Friday, February 19, 2010

Money isn't money when it's spent on defense

It’s not a conspiracy, nor is it a case of bias. Rather it's a holistic condition so comprehensive that the mind, both personal and collective, is unable to wrap itself around any sort alternative. Recently, the lead story in The New York Times brought this home.

The ominous head line warned, “Party Gridlock Feeds New Fear Of A Debt Crisis: A Rising Fiscal Alarm.” (No Shit, Dick Tracy.) The second paragraph of the story cast a spotlight on our oligarchs’ mindset. The paragraph read:

After decades of warnings that budgetary profligacy, escalating healthcare costs and an aging population would lead to a day of reckoning, economists and the nation’s foreign creditors say that moment is approaching faster than expected, hastened by a deep recession that cost trillions of dollars in lost tax revenues and higher spending for safety net programs.

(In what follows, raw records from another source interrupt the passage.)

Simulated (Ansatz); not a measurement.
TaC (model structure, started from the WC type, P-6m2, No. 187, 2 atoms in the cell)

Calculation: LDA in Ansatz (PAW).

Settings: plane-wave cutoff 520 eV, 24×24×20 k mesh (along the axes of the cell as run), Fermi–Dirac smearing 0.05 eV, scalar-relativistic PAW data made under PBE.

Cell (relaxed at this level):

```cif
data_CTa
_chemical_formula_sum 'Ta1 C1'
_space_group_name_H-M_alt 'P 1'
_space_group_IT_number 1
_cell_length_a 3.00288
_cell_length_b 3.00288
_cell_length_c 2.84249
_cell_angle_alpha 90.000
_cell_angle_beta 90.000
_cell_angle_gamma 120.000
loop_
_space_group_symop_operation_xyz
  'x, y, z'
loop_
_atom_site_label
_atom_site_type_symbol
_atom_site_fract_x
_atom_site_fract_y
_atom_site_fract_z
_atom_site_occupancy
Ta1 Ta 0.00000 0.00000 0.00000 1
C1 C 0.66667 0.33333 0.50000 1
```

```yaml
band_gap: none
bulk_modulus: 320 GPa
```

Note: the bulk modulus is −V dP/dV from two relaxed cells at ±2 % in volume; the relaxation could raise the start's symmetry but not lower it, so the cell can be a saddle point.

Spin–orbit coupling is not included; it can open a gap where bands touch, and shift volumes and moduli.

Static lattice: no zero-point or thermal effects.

Notice what isn’t mentioned as a major contributor to our deficit, such as a war in Afghanistan that is costing taxpayers a cool $57,000 per minute, or a trillion-dollar-a-year defense budget.

I guess these don’t exist. They are phantom wisps floating around somewhere overseas, well out of the public’s view.

If Napoleon’s army ran on its stomach, ours runs on its tires. Now the Pentagon is telling Congress that gasoline in Afghanistan costs our military $400 a gallon. That is what the Pentagon calls the “fully burdened cost of fuel” once all the expenses of moving fuel in and around a country that is without either infrastructures or gas stations.

Of course there are some locations so isolated that fuel has to be airlifted in giant bladders carried by helicopter. In that case, the fully burdened cost of gasoline jumps to $1000 per gallon. Factor in the fact that the large trucks used to haul tanks and Bradley Fighting Vehicles get seven miles to the gallon and you’re looking at one hell gasoline bill.

All of this assumes that the trucks carrying fuel escape roadside bombs and make it to their destinations. In June of 2008, 44 trucks carrying 220,000 of gasoline were lost to attacks while trying to deliver fuel to Bagram Air Field. That’s $88 million of gasoline up in flames. You could bail out a lot of underwater home owners with that kind of money.

Military sources call Afghanistan a “logistical nightmare.” It is said that in discussions of military affairs, amateurs focus on tactics while professions sweat logistics. I guess the amateurs planned Obama’s surge.

Obama plans to form a panel to “find answers” to our nation’s looming fiscal crisis. And I fear that this panel will reek of a prejudice for a neoliberal Washington Consensus as a solution that would include slashing social programs and privatizing as many government programs as possible.

Just when you thought Social Security “reform” was dead…

We may rest assured that no politician will have the courage to even suggest that a good place for some vigorous deficit reductions would be the endless corridors of the Pentagon. This simply wouldn’t do.

Besides, reducing defense spending does nothing for Wall Street while privatizing Social Security does much. And we all know whose going to be wielding the scalpel when it comes time to slash expenses.